Friday, 17 August 2012

Its Istanbul not Constantinople.


Lights on the Blue Mosque, Istanbul, Turkey
 The end of the holy month of Ramadan is here and we've taken advantage of the public holidays to have a much needed break out of Qatar.  So, we've arrived in Istanbul after a 4 hour flight from Doha on Qatar Airways. 

On arrival in Istanbul there is a list of nations requiring visa displayed on a board. New Zealanders don't require one so I joined the queue with the Turks and the sundries who who also need visas. The queue was long and snakelike, there was no air-con, several planefuls of passengers and only two immigration officers on duty.

As Aussies need a visa Colin first had to stand in a long queue at a separate window to purchase the entry visa which cost him an eye watering $60!  Then to add to the indignity once he got his visa, he then had to join the end of the huge queue that I was standing in, in order to have his visa stamped. Its not like Doha or the UAE where, if you're eligible to pick up a visa on entry, you queue, pay your money,  have your visa stamped into your passport and off you go.

By this time all the visa officers decided to have a tea break and the queue of several hundred people were served by only one officer. Fortunately this happened just after I got through so I trundled off to find the bag which, wouldn't you know it, was on the luggage belt at the furthest end of the hall but by the time I collected the bag and walked back to the immigration area, Colin was through.

We'd booked the hotel car to pick us up though taxis are plentiful right outside the door of the arrivals terminal.  We were quickly into the old part of the city with narrow, cobbled streets.  On the edge of the footpaths are short metal bollards to prevent cars mounting the footpath and parking there. 

We met our friends at the Hotel Raymond which is in the heart of the old area and within walking distance of all the main tourist sites.  While the rooms at the Raymond are small, they're spotlessly clean, have all mod-cons and after all, you're only there to sleep!   After dropping the bags we walked around the corner to a cafe called Faros and sat on their veranda, drinking coffee in public (very exciting after being in Doha) and watching the world go by. Many ladies wear hijab, many don't and only a few were wearing abayas.  The Turkish ladies who cover seem to favour square silk head scarves in every colour and pattern imaginable. The scarf is folded into a triangle and placed over the head, usually over an underscarf or bonnet, and the scarf is then pinned under the chin to hold it firm with the loose ends tucked under the collar or pinned.
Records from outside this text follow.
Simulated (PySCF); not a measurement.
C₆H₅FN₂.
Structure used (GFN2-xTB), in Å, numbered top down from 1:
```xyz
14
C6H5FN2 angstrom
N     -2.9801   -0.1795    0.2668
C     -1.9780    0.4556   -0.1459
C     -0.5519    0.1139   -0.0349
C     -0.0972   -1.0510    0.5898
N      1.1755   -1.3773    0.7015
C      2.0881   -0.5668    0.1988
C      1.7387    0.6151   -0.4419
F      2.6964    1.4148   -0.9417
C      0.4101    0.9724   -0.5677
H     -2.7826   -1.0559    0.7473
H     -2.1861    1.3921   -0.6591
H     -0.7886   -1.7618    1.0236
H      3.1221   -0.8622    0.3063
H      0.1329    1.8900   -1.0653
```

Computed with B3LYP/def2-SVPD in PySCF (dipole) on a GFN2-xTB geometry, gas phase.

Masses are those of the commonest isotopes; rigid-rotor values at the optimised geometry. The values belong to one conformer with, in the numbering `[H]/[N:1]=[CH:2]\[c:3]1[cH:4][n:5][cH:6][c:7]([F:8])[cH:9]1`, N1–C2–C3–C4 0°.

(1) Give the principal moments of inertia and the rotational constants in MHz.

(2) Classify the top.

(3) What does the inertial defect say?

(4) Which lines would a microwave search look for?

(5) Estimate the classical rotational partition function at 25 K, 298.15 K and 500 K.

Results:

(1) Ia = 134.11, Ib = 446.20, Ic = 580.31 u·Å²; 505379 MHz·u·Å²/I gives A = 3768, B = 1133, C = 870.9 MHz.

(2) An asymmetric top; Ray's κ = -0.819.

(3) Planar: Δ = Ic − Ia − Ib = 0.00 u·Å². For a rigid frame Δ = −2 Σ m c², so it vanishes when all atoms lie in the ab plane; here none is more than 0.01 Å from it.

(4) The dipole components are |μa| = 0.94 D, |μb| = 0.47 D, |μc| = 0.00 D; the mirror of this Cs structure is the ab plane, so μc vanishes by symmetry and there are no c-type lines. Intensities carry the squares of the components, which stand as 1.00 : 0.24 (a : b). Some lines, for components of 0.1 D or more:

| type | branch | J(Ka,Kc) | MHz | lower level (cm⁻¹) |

We then walked to the tram which runs along the end of the road.  The trams come frequently and are a great way to get around town, avoiding the traffic.  We purchased the red tokens from the dispensing machine and rode it just one stop up the hill to the Blue Mosque.  We had a wonderful dinner at Rumelis restaurant sitting outdoors then walked over to the grounds of the Blue Mosque where many families were having iftar picnics.

Tomorrow's agenda is a return, after 34 years, to the Topkapi Palace.  Really looking forward to it.